Leadership is Continuous Learning

This past semester I taught a new course in the UW-Platteville Department of Criminal Justice called “Police Leadership in Changing Times.” Most apropros!

I told my senior four-year students that we would be building this course together — and that’s what we did.

Mining the past, I recently updated the workbook we used years ago during the Madison transformation. It addressed values, systems improvement (ala Deming), working in a team, using data to answer the question, “But how do you know?” and the characteristics of what I have become to call “The New Leadership.”

Part of the Madison transformation which was captured in a two-year, outside evaluation[1] by the Police Foundation was that a police organization’s ability to deliver quality services to the community is based on the formula: “Quality from the inside out!”

What that means, and it was a significant learning, is that if a police agency is going to try and improve service delivery to the community it must FIRST prepare the inside of the organization. And that preparation primarily rests in the ability of their leaders to be “quality leaders.”

But since that time, much has been learned and when I talk about the “inside out” today I go much deeper into the “inside” of the individuals who make up that organization. That’s where Procedural Justice [2]and Emotional Intelligence [3]come into play.

So, the learning went like this:

We found the individuals within an improving organization, both police officers and their leaders, must have a combination of the following characteristics which are essential delivering high-quality police services.

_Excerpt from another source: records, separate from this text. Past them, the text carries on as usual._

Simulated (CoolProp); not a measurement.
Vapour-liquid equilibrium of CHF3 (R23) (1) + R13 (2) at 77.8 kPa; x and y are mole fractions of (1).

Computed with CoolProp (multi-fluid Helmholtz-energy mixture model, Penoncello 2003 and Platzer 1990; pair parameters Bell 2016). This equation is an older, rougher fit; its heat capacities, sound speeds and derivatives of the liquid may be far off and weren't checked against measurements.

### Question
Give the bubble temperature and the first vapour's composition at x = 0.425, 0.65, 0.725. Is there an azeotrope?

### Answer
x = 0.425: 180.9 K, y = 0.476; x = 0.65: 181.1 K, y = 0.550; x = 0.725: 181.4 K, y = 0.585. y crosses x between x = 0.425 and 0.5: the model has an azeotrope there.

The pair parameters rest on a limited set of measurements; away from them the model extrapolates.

This is the equation we developed:

  • Individual core values aligned with society’s values + 
  • High Emotional Intelligence + 
  • The practice of Procedural Justice + 
  • Embracing the skills of the New (non-coercive) Leadership + 
  • Lifelong personal growth and learning = 
  • An effective 21st century police leader. 
From The Quality Leadership Workbook, 2017.

 

 

 

 

 

 


[1] Community Policing in Madison: Quality From the Inside, Out. Technical Report, Mary Ann Wycoff and Wesley G. Skogan. Washington: Police Foundation. 1993.